Am I a Strange Marble?
The foregoing means that we can best understand our own actions just as we best understand other creatures’ actions — in terms of stable but intangible internal patterns called “hopes” and “beliefs” and so on. But the need for self-understanding goes much further than that. We are powerfully driven to create a term that summarizes the presumed unity, internal coherence, and temporal stability of all the hopes and beliefs and desires that are found inside our own cranium — and that term, as we all learn very early on, is “I”. And pretty soon this high abstraction behind the scenes comes to feel like the maximally real entity in the universe.
Just as we are convinced that ideas and emotions, rather than particles, cause wars and love affairs, so we are convinced that our “I” causes our own actions. The Grand Pusher in and of our bodies is our “I”, that marvelous marble whose roundness, solidity, and size we so unmistakably feel inside the murky box of our manifold hopes and desires.
Of course I am alluding here to “Epi” — the nonexistent marble in the box of envelopes. But the “I” illusion is far subtler and more recalcitrant than the illusion of a marble created by many aligned layers of paper and glue. Where does the tenaciousness of this illusion come from? Why does it refuse to go away no matter how much “hard science” is thrown at it? To try to answer questions of this sort, I shall now focus on the strange loop that makes an “I” — where it is found, and how it arises and stabilizes.
A Pearl Necklace I Am Not
To begin with, for each of us, the strange loop of our unique “I”-ness resides inside our own brain. There is thus one such loop lurking inside the cranium of each normal human being. Actually, I take that back, since, in Chapter 15, I will raise this number rather drastically. Nonetheless, saying that there is just one is a good approximation to start with.
When I refer to “a strange loop inside a brain”, do I have in mind a physical structure — some kind of palpable closed curve, perhaps a circuit made out of many neurons strung end-to-end? Could this neural loop be neatly excised in a brain operation and laid out on a table, like a delicate pearl necklace, for all to see? And would the person whose brain had thus been “delooped” thereby become an unconscious zombie?
Needless to say, that’s hardly what I have in mind. The strange loop making up an “I” is no more a pinpointable, extractable physical object than an audio feedback loop is a tangible object possessing a mass and a diameter. Such a loop may exist “inside” an auditorium, but the fact that it is physically localized doesn’t mean that one can pick it up and heft it, let alone measure such things as its temperature and thickness! An “I” loop, like an audio feedback loop, is an abstraction — but an abstraction that seems immensely real, almost physically palpable, to beings like us, beings that have high readings on the hunekometer.

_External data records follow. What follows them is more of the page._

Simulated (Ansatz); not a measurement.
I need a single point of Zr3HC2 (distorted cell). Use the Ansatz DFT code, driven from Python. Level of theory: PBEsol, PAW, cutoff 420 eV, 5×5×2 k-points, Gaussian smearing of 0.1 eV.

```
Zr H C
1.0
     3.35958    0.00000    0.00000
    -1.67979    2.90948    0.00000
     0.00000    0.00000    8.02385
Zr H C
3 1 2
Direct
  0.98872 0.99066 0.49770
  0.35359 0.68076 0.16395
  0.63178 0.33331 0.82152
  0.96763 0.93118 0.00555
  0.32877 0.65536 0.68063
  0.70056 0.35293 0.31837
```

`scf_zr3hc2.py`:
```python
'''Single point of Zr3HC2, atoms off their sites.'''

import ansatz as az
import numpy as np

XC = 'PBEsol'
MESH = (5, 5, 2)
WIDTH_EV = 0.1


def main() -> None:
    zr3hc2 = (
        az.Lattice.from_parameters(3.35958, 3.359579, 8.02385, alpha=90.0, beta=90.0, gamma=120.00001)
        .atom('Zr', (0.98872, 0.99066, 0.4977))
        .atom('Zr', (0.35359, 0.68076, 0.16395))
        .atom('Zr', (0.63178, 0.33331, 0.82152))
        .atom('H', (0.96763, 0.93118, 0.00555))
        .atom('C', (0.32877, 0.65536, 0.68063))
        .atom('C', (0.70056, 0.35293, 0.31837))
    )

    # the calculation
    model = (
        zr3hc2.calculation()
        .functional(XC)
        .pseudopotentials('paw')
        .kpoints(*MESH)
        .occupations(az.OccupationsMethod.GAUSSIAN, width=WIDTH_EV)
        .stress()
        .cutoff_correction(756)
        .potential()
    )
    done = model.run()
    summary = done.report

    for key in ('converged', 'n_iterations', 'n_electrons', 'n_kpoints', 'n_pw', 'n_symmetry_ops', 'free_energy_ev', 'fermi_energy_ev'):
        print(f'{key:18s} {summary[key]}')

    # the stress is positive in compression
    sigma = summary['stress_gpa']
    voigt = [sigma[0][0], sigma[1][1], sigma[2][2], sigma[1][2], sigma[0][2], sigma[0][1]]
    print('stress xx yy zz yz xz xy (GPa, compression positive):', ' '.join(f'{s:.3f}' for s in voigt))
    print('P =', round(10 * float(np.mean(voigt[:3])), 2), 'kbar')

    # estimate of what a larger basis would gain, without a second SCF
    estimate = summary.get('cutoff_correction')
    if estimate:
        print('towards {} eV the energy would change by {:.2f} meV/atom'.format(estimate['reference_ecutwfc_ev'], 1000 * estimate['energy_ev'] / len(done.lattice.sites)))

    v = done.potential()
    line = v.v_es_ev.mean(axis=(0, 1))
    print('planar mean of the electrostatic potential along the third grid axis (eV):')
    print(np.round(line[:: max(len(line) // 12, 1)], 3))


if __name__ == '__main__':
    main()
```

I Am My Brain’s Most Complex Symbol
Like a careenium (and also like PM ), a brain can be seen on at (at least) two levels — a low level involving very small physical processes (perhaps involving particles, perhaps involving neurons — take your pick), and a high level involving large structures selectively triggerable by perception, which in this book I have called symbols, and which are the structures in our brain that constitute our categories.
Among the untold thousands of symbols in the repertoire of a normal human being, there are some that are far more frequent and dominant than others, and one of them is given, somewhat arbitrarily, the name “I” (at least in English). When we talk about other people, we talk about them in terms of such things as their ambitions and habits and likes and dislikes, and we accordingly need to formulate for each of them the analogue of an “I”, residing, naturally, inside their cranium, not our own. This counterpart of our own “I” of course receives various labels, depending on the context, such as “Danny” or “Monica” or “you” or “he” or “she”.
The process of perceiving one’s self interacting with the rest of the universe (comprised mostly, of course, of one’s family and friends and favorite pieces of music and favorite books and movies and so on) goes on for a lifetime. Accordingly, the “I” symbol, like all symbols in our brain, starts out pretty small and simple, but it grows and grows and grows, eventually becoming the most important abstract structure residing in our brains. But where is it in our brains? It is not in some small localized spot; it is spread out all over, because it has to include so much about so much.
Internalizing Our Weres, Our Wills, and Our Woulds
My self-symbol, unlike that of my dog, reaches back fairly accurately, though quite spottily, into the deep (and seemingly endless) past of my existence. It is our unlimitedly extensible human category system that underwrites this fantastic jump in sophistication from other animals to us, in that it allows each of us to build up our episodic memory — the gigantic warehouse of our recollections of events, minor and major, simple and complex, that have happened to us (and to our friends and family members and people in books and films and newspaper articles and so forth, ad infinitum ) over a span of decades.